Birds have long been an important part of human culture. Perhaps it is their capacity for flight or their bold or colorful plumage that has prompted many societies to use them as symbols of something lofty or noble.
For millennia, birds have been used in European heraldry (think the eagles of Germany or Poland) or have decorated ancient temples (think Aztec pyramids).
Closer to home, all of the states and territories in our nation have adopted a state bird, many of which are surprisingly characteristic of the region they represent. Beginning in 1927, states began to recognize an official species that would serve as a sort of “mascot,” a source of state pride and solidarity for all citizens.

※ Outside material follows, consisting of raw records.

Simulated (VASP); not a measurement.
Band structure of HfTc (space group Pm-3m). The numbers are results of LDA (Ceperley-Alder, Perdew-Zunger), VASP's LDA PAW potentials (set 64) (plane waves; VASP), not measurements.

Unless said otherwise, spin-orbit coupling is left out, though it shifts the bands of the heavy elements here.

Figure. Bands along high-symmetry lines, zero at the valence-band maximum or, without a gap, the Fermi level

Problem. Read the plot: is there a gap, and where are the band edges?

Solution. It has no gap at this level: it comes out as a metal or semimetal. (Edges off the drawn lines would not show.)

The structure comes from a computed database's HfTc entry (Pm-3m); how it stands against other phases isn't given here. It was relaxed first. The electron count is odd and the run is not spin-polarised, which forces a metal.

The state birds of the tristate region are not particularly unique or indicative of the region. Connecticut’s American Robin is shared by two other states, Michigan and Wisconsin, New York’s Eastern Bluebird is shared with Missouri, and New Jersey’s American Goldfinch was also selected by Iowa and Washington.
While many states do share a common bird, those that are unique are usually reflective of the local geography or ecology. Arizona’s Cactus Wren seems right at home in the state’s deserts, while Minnesota’s Common Loon is symbolic of the region’s northern lakes. The Brown Pelican, the official bird of Louisiana, was chosen not only because of its abundance along the Gulf shores but also because of its depiction on the state flag, which itself is drawn from Catholic French symbolism.
Many state birds lend their names to local sports franchises and academic institutions, such as Major League Baseball’s Baltimore Orioles of Maryland and the University of Delaware’s Blue Hen Chicken.
Despite the somewhat ordinary state birds of the tristate area, many of those in other parts of the nation are colorful examples of regional flavor that are as diverse and wonderful as this nation’s people.